The sentinelone.py process for the applications channel input is running under a single PID for several days. It does not appear to be respecting the checkpoint. @aplura_llc_supp any assistance on whether this is expected behavior and if not how the issue might be resolved would be greatly appreciated.
We have three Sentinel One input channels enabled (Agents, Threats, Applications).
index=sentinelone_index sourcetype="sentinelone:channel:agents" earliest=1 latest=now
| rex mode=sed field=_raw "s/, \"modular_input_consumption_time\": \"\w{3}, \d{2} \w{3} \d{4} \d{2}:\d{2}:\d{2} (\+|\-)\d{4}\"/, \"modular_input_consumption_time\": \"\"/g"
| stats count as dup_count by _raw | stats count by dup_count
The checkpoints for all three input channels appear to be getting set correctly on the following path $SPLUNK_HOME/var/lib/splunk/modinputs/sentinelone/.

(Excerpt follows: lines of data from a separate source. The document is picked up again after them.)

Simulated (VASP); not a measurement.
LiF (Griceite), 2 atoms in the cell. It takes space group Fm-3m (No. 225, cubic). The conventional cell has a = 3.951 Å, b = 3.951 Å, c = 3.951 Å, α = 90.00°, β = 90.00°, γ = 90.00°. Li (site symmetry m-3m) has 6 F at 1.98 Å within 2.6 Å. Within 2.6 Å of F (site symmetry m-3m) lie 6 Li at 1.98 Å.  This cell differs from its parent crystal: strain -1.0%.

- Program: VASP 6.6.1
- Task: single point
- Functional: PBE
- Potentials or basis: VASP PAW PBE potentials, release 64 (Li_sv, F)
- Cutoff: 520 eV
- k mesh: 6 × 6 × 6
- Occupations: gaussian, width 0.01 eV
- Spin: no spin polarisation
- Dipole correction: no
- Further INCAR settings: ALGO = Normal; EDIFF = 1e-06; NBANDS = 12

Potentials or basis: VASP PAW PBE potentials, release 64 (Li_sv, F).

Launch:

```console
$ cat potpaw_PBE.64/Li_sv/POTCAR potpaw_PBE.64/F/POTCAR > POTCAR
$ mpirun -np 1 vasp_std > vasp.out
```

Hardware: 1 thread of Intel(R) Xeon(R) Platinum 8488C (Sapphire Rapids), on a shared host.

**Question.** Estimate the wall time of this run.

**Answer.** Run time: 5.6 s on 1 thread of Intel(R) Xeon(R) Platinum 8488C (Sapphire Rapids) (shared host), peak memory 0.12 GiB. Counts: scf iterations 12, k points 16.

/opt/splunk/var/lib/splunk/modinputs/sentinelone/usea1-014.sentinelone.net_sentinelone-input-efd4172-40fe-b76-811f-c8cdf72132e-channel-applications.json
{"next_page": "", "last_execution": "1637470721"}
The input also appears to get the checkpoint successfully
2021-11-29 07:40:21,521 log_level=INFO pid=31196 tid=MainThread file="s1_client.py" function="get_channel" line_number="373" version="sentinelone_app_for_splunk.v5.1.2.b35" action=calling_applications_channel status=start start=1637470721000 start_length=13 start_type=<class 'str'> end=1638193221000 end_length=13 end_type=<class 'str'> checkpoint=1637470721 channel=applications
2021-11-29 07:40:21,521 log_level=WARNING pid=31196 tid=MainThread file="s1_client.py" function="get_channel" line_number="365" version="sentinelone_app_for_splunk.v5.1.2.b35" action=got_checkpoint checkpoint={'next_page': '', 'last_execution': '1637470721'} channel=applications
The Input Add On for SentinelOne App For Splunk (IA-sentinelone_app_for_splunk) is installed on the heavy forwarder. The Input Add On for SentinelOne App For Splunk (TA-sentinelone_app_for_splunk) is installed on a search head cluster and a stand alone Enterprise Security search head. The SentinelOne App For Splunk is not currently installed.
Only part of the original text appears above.